The same logic should -- does -- apply to the issue of global warming. Where singular efforts fall short, collaboration can take ideas farther, faster -- creating a more powerful positive outcome. There are lots of examples of organizations working in partnership in the name of environmental sustainability, successfully -- but there needs to be more. There's no shortage of businesses that are passionate about the issue of climate change, most of them are well-versed in the concept of collaboration and its effectiveness - so why are we still feeling a void?

I contend the passion is there, but the sense of purpose -- or perhaps "value" is a better word -- might be lacking. As much as we all agree in principle with corporate responsibility as a legitimate function of a for-profit enterprise, I believe there's a lingering sense that doing good is the right thing to do but doesn't -- indeed shouldn't -- provide any sort of bottom-line benefit. In this day and age of corporate mismanagement, bailouts, greenwashing and the like, it would be despicable for a for-profit business to expect to gain anything beyond a warm, fuzzy feeling from its efforts to be a good corporate citizen... right?

A few years back, Dow Chemical teamed up with the Natural Resources Defense Council (NRDC) to develop a portable method for identifying environmentally improved manufacturing methods. The project resulted in a 43% reduction in polluting emissions from Dow's Midland, Michigan plant. And at the Clinton Global Initiative annual meeting last fall, retail giant Wal-Mart and the Environmental Defense Fund (EDF) announced their partnership on an initiative to reduce the use of plastic bags in Wal-Mart's stores by an average of one-third per store by 2013 -- potentially eliminating 9 million plastic shopping bags per year.

I'd hazard a guess that before partnering with the NRDC, Dow Chemical didn't know enough about pollution prevention to modify its own manufacturing methods in a substantial way. Ditto for Wal-Mart, who draws on EDF's strategic problem solving and environmental expertise to help strengthen its position as a sustainable business. While such relationships absolutely center around shared environmental values, there's an inarguable bottom-line benefit for both parties -- whether in the form of improved public perception, enhanced credibility or other intangible advantages that, on their own, these businesses and NGOs wouldn't be able to achieve.

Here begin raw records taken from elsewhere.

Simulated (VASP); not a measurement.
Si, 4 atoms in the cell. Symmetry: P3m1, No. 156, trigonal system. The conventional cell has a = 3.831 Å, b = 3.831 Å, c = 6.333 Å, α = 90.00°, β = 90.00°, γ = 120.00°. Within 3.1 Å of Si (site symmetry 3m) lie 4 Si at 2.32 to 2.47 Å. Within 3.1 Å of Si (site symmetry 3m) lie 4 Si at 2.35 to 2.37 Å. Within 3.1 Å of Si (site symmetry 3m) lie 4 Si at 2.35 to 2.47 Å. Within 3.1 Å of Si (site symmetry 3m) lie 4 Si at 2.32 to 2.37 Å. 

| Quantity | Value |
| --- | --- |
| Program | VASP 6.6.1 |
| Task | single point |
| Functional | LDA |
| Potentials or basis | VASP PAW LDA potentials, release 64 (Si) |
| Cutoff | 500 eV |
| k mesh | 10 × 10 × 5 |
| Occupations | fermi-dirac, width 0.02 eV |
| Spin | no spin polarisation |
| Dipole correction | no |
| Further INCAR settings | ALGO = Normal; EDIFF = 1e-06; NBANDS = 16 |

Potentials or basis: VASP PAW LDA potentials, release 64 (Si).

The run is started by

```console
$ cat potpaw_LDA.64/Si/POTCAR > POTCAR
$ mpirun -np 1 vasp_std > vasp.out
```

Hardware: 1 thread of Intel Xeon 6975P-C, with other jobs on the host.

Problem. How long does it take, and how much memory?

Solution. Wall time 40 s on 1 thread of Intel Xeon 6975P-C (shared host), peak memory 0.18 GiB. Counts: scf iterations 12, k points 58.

Does the not-completely-altruistic motivation for these collaborative partnerships lessen the value of any positive outcome? On the contrary -- I believe any motivation is good motivation, and I think we'd be farther along in the conversation on how to fight climate change if more organizations banded together not under the guise of saving the world, but with the honest, boldly-stated intent of saving the world and furthering their own missions at the same time.

I'm the CEO of a company that is as passionate about the great outdoors as we are about the boots, clothes and gear we make for people to get out and enjoy it. We're also aware that the manufacture of our products creates a negative impact on the environment -- which means we're essentially battling ourselves in simultaneously preserving and despoiling the outdoors. We're smart enough to know this is a problem -- but because we're not an organization of environmental experts, we don't completely know how to solve for it. That's where collaboration comes in.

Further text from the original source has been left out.